I’ve worked in the Jewish community in a variety of roles for 15 years and, during that time, have been involved in recruitment for a whole range of positions.
Recently, when I was recruiting for my successor at the Yoni Jesner Foundation, I was completely overwhelmed by the response – more than 20 people expressed an interest in the post and 15 applied, most of them women.
And the main reason for that? Well, the foundation is an amazing small charity that punches above its weight, giving the new director the opportunity to have a significant impact.
That’s definitely a factor, but I also think one of the biggest factors was that this is a totally flexible job – three days a week, from home if you need. When I spoke to the potential applicants, this was one of the main factors. “I want to have a challenging job, but still be able to pick up my kids from school,” said one.
I spoke to someone who had already used most of their annual leave for the year to look after her ill child. She couldn’t afford to take the statutory unpaid leave allocated to days needed to care for sick children, and her managers wouldn’t provide the flexibility to let her work from home.
I’ve been very fortunate to work for amazing employers since I had my children and have worked part-time for the past eight years. I know I am significantly more efficient and make more of an impact when I work part-time. I’m task focused, have my work hat firmly in place when I’m there and am also happy to be responsive on the days when I don’t work.
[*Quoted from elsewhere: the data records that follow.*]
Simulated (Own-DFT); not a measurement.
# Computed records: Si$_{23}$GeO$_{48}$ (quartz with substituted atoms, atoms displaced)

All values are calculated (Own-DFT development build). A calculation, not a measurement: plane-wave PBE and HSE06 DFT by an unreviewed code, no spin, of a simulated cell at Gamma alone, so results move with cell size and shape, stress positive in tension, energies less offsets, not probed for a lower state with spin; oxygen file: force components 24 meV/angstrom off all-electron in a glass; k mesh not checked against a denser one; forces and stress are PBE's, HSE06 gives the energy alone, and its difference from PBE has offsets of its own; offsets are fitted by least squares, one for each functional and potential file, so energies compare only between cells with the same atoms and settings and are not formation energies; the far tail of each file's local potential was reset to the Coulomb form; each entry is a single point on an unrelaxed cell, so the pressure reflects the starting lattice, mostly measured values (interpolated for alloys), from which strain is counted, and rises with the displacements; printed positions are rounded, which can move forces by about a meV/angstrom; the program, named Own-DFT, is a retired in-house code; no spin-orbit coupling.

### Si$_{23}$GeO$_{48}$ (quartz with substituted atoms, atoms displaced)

Research also proves that part-time doesn’t only mean a part-time eye on the ball. A survey by BT in 2014 found that the productivity of flexible workers increased by 30 percent. And in a study of flexible workers undertaken by Cranfield University, almost 100 percent of managers said the quantity and quality of work improved or stayed the same.
Jewish Care used to do a piece of training called the Relationship Bank account. This was a way of building a reciprocal relationship of trust between staff and their managers, particularly in times when promotion might not be an option. The idea was that if you do something outstanding or go above and beyond, you will get credit in your relationship bank account. You could then ‘use’ those credits when you needed it, such as to attend a child’s sports day.
The work force has changed. If you are not a service provider, you can be as effective working from your local coffee shop or your dining room table as in your office. What I also know is that if we don’t embrace flexible working, particularly to support working parents, but also anyone who has caring responsibilities, we will face a talent drain.
I have personally seen so many of my contemporaries step back from the workplace when it becomes too difficult to achieve a successful, sustainable work-life balance. We can’t afford to have such a talent drain in the Jewish community.
And, its not just about making your employees happy. According to Timewise, whose tagline is ‘talent through flexibility’, flexible working has a big impact on retention, employee motivation and creates a more diverse workplace.
Without even thinking too much about it, I can list those who lead their organisations while working flexibly, among them Simi Ben Hur at Shaare Zedek UK; Michelle Bauernfreund at the Office of the Chief Rabbi; Rabbi Miriam Berger at Finchley Reform Synagogue; and Hannah Weisfeld at Yachad. Several organisations, including Masorti Judaism and the New Israel Fund offer real flexible working.
So why can’t our professional and lay leaders consider seriously thinking about whether the next job they advertise, and those after that, could be advertised as open to flexible working?